Devil in the details of digital RMB: Bernstein

China RMB

The introduction of a digital renminbi into Macau would potentially have a positive impact on the gaming industry, easing cash flow for mass and premium mass players, but the “devil would be in the details,” says Bernstein Research.

The firm has published a detailed analysis of China’s plans to roll out a digital currency and the potential impact on gambling in Macau. Beijing has already implemented a pilot scheme for the digital yuan in four major cities and is aiming for launch by 2024. 

There has been speculation as to whether Macau would also adopt the currency.

On the downside, Bernstein said it could be potentially negative for casinos if Macau mandates that all casino chip purchases are in the digital currency — a scenario it describes as “draconian.” It would make the casinos highly vulnerable were China to put daily, or annual transaction limits and it would also essentially eliminate the junket system.

The digital RMB would give the government much greater scrutiny and control over money flows and may also constrain direct credit issuance to VIP customers.

Bernstein stresses in the report that it doesn’t expect any changes in the short term. It says the introduction of a digital RMB in Macau will very much depend on China easing, or fully lifting, its current system of capital controls.

Beijing’s long-term aim is to internationalize its currency and as part of that move the RMB will ultimately need to become fully convertible. At that point, the Macau pataca could potentially be eliminated and replaced by the RMB.

“Is this likely to happen any time soon? No,” Bernstein says. 

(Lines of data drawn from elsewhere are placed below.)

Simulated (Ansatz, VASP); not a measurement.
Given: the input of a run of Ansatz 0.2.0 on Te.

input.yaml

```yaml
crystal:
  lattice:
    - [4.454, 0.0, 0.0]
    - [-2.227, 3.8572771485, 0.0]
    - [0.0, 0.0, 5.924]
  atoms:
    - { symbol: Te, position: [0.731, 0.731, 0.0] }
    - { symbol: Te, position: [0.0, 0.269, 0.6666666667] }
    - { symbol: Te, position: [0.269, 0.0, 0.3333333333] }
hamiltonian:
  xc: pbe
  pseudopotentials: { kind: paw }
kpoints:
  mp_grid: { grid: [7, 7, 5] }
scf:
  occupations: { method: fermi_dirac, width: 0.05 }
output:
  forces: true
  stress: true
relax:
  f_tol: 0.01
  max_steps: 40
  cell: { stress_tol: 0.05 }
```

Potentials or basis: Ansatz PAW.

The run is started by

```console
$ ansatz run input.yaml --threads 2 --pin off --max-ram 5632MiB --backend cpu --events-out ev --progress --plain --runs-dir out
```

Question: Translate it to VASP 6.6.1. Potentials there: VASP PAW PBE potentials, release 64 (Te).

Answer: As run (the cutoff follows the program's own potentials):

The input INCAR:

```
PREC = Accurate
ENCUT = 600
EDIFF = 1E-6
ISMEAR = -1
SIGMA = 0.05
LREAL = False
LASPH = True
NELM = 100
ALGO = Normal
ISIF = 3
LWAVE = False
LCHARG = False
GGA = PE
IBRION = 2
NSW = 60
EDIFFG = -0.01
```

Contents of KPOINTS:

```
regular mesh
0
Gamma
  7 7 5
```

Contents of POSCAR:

However, it points out that the nature of the market has been gradually changing as it evolves to a more mass focused industry and the secrecy element favoured by VIP players has been gradually fading as operators step up AML and Know your Customer requirements. 

“The transformation in Macau will be a long process,” it says. “In our view, eventually digital transactions will be the norm and cash as we know it will be an historic relic.”

This is a process that will span many years, but will ultimately be beneficial.

“Easier access to money flow into Macau and disintermediation of junkets would be a positive driver for continued growth in premium mass in Macau.”